How I Built a Hovercraft
Winter
2019
Building Blocks - Undergraduate Research and Outreach Projects
How I Built a Hovercraft
Bryan Gaither, Sigma Pi Sigma Member and Laboratory Manager, Austin Peay State University
As a professional mad scientist, one of my favorite hobbies is building over-the-top physics demonstrations to get young people excited about science.
I built this hovercraft to not only be an attention-grabbing demo, but also to promote our new engineering physics program. The hovercraft also marked the debut of the Fantasy Factory—a workshop where we build anything and everything awesome—at Austin Peay State University.

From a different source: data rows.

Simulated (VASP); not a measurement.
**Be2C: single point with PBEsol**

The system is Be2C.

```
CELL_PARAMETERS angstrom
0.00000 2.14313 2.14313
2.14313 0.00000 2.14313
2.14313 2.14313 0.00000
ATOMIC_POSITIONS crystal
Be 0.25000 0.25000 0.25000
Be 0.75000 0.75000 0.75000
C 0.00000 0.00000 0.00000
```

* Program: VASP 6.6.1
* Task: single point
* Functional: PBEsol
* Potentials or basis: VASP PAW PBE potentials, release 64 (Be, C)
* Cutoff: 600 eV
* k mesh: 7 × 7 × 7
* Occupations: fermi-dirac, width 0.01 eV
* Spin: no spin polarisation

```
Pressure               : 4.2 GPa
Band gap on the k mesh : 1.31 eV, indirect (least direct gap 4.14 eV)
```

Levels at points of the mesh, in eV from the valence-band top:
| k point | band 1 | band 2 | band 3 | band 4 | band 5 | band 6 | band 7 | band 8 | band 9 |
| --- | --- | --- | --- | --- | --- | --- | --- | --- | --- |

The main focus of this build is to demonstrate Newton’s laws of motion. I like to explain the hovercraft as a two-dimensional representation of docking a spacecraft to the International Space Station. With the cushion of air under the craft, there is no reference of friction to the ground. (And in fact, NASA uses a similar hovercraft in its “Astronaut Training Experience,” a tourist experience at Kennedy Space Center, to simulate the zero-friction environment of space.)
I built a very basic version of this hovercraft with my science teacher in the second grade. That craft was tethered by a corded leaf blower, so it couldn’t go very far. I have waited a long time for the battery technology to power a cordless leaf blower enough to lift me and 100 pounds of fire extinguishers.
For my Mark III version, I used plans from sciencebob.com1 as a reference but modified it slightly. The original plans call for a round plywood base over a tarp used as a bladder. A leaf blower inflates the bladder, giving a basic hovercraft, albeit one with no steering or brakes.
I used ¾-inch plywood for the 4-foot-diameter base, just as ScienceBob did, but swapped out 20-gauge clear vinyl from the craft store for the bladder. This allowed some flexibility in the bladder to handle uneven surfaces.
I also added steering, courtesy of two 20-pound CO2 fire extinguishers. These tanks have tubes that go to the base of the pressure vessel and force liquid CO2 through the nozzle. The liquid has the mass and a large enough expansion coefficient to provide a decent amount of momentum to the craft. The thruster assemblies are hard-mounted to the hovercraft base, and pressure washer quick-connects allow riders to change exhausted tanks quickly.
The default valves on the extinguishers limit the hovercraft to binary thrusting: fully on or fully off. I coupled a handlebar setup and brake cable assemblies from the local bike shop with compound bow cams from the local archery shop and attached them to ball valves to create variable thrust for propulsion. The cams give a 2:1 advantage, so a short pull of the brake lever translates to a longer travel in the cable, moving the ball valve from closed to wide open.
I used 80/20 extruded aluminum to build the central structure to mount the handlebars and safely secure the fire extinguishers.
I demoed the new version in front of a bunch of kids on campus for the Junior Govs Summer Camp. It was actually the first time I had tested the Mark III more than a few feet. The kids were really excited to see a “crazy mad scientist” in an Iron Man mask flying around the gym!
Of course, I’m not done. I already have a plan for the Mark IV.
I’d like to add a momentum curtain to provide a larger pocket of air under a larger skirt surrounding the hovercraft.
My goal is to start on land, navigate a boat ramp, and go full throttle down the river near campus. It is not a guarantee, but it sure is a dream of mine.